How to tune numerical D? (matrix multiplication is faster in g++ vs gdc)

Tue Mar 5 07:01:26 PST 2013

On 03/04/2013 04:46 PM, jerro wrote:
>> A bit better version:
>> http://codepad.org/jhbYxEgU
>>
>> I think this code is good compared to the original (there are better
>> algorithms).
>
> You can make it much faster even without really changing the algorithm.
> Just by reversing the order of inner two loops like this:
>
> void matrixMult2(in int[][] m1, in int[][] m2, int[][] m3) pure nothrow {
>      foreach (immutable i; 0 .. m1.length)
>          foreach (immutable k; 0 .. m2[0].length)
>              foreach (immutable j; 0 .. m3[0].length)
>                  m3[i][j] += m1[i][k] * m2[k][j];
> }
>
> you can make the code much more cache friendly (because now you aren't
> iterating any matrix by column in the inner loop) and also allow the
> compiler to do auto vectorization. matrixMul2() takes 2.6 seconds on my
> machine and matrixMul()takes 72 seconds (both compiled with  gdmd -O
> -inline -release -noboundscheck -mavx).
>
> This isn't really relevant to the comparison with C++ in this thread, I
> just thought it may be useful for anyone writing matrix code.

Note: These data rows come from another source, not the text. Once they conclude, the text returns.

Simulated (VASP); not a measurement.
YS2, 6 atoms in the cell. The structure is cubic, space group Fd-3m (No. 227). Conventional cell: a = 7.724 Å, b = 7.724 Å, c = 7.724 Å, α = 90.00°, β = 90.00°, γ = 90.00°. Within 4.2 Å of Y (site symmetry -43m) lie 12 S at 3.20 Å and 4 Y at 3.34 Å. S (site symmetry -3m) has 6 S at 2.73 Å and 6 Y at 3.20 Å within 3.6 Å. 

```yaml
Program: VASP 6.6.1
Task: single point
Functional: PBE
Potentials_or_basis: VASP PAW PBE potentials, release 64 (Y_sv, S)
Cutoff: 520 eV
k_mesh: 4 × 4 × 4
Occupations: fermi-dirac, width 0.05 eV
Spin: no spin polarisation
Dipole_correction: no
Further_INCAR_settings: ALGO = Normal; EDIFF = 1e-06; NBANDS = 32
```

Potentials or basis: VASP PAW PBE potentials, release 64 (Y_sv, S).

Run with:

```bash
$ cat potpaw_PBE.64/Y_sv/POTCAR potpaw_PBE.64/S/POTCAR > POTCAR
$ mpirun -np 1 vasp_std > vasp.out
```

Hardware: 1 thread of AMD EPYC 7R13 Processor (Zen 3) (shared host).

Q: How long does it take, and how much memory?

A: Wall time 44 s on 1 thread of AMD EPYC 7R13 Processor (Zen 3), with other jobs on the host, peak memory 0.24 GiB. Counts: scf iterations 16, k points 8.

This is a little faster for 2000x2000 matrices and typical cache size:

void matrixMult(in int[][] m1, in int[][] m2, int[][] m3){
     enum block=50; // optimal parameter depends on hardware
     foreach(ib;iota(0,m1.length,block))
     foreach(kb;iota(0,m2[0].length,block))
     foreach(i;iota(ib,min(m1.length,ib+block)))
     foreach(k;iota(kb,min(m2[0].length,kb+block)))
         m3[i][] += m1[i][k] * m2[k][];
}